So I think it has never been seen before in this way.

And it is an issue of extreme gravity. But it is happening at a moment when those sectors have a perception of themselves, and I think that, shamefully, they are right, of so much impunity.

All of this that has been happening has had a very low judicial and political cost, for actors who, in addition to having left the country trapped in debt, with irregular debts with the International Monetary Fund, some are fugitives, and others have been pardoned by these same judges in the lawsuits brought against them.

So we are seeing a window into real power, that which carries out lawfare operations, that which persecutes people, that which seeks to ban people.

That which raises the rather elementary question, but always necessary to refresh: How democratic is the democracy?

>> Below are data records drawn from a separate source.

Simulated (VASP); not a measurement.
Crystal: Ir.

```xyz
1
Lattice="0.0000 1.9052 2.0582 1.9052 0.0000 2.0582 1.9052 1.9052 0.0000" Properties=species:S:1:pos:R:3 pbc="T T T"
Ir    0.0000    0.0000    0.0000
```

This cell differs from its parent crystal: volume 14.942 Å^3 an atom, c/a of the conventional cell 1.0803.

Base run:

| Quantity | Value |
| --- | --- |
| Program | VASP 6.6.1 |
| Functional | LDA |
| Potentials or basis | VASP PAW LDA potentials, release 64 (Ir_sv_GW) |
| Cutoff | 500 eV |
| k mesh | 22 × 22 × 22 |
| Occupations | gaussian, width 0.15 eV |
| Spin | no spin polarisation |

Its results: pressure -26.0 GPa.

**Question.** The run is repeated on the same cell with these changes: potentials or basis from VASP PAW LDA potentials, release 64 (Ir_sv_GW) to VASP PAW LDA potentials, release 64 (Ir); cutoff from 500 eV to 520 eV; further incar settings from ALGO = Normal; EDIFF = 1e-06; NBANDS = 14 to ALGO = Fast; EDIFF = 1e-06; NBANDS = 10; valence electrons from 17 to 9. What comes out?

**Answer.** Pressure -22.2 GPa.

Or what remains of the democracy when the actors who decide a criminal sentence are actors who have not been elected by anyone, who conspire with others, who meet no minimum ethical requirements, or in terms of separation of powers or independence?

BN: Yes Marco, you mentioned something very important, which is the subject of the odious debt with the International Monetary Fund (IMF).

In fact, in her speech after the sentence, Vice President Cristina mentioned this debt.

CRISTINA FERNÁNDEZ DE KIRCHNER: And they, the right-wingers, they left us with $45 billion in debt with the International Monetary Fund.

They ride around in luxury in the planes of Clarín.

BN: So Marco, can you speak a bit about Argentina’s debt? The country owes more than $44 billion to the IMF. And this debt doesn’t come from the Kirchnerist governments; it comes from the government of the right-winger, Mauricio Macri, the last president.

MT: The government of Macri left two main unpayable debts: one with private creditors, which is larger than the debt with the IMF, and the other of $44 billion with the IMF.

First it was renegotiated with the private creditors, and later with the IMF. Now the main difference is that the debt lent by the IMF, whose main shareholder is the US government, is a debt with a political burden, which involves a mechanism to put a country in a situation of dependency.

That is to say, you don’t negotiate with the IMF only economic concerns, but rather, above all, political and economic ones.

The IMF only approves or rejects debts with economic conditions.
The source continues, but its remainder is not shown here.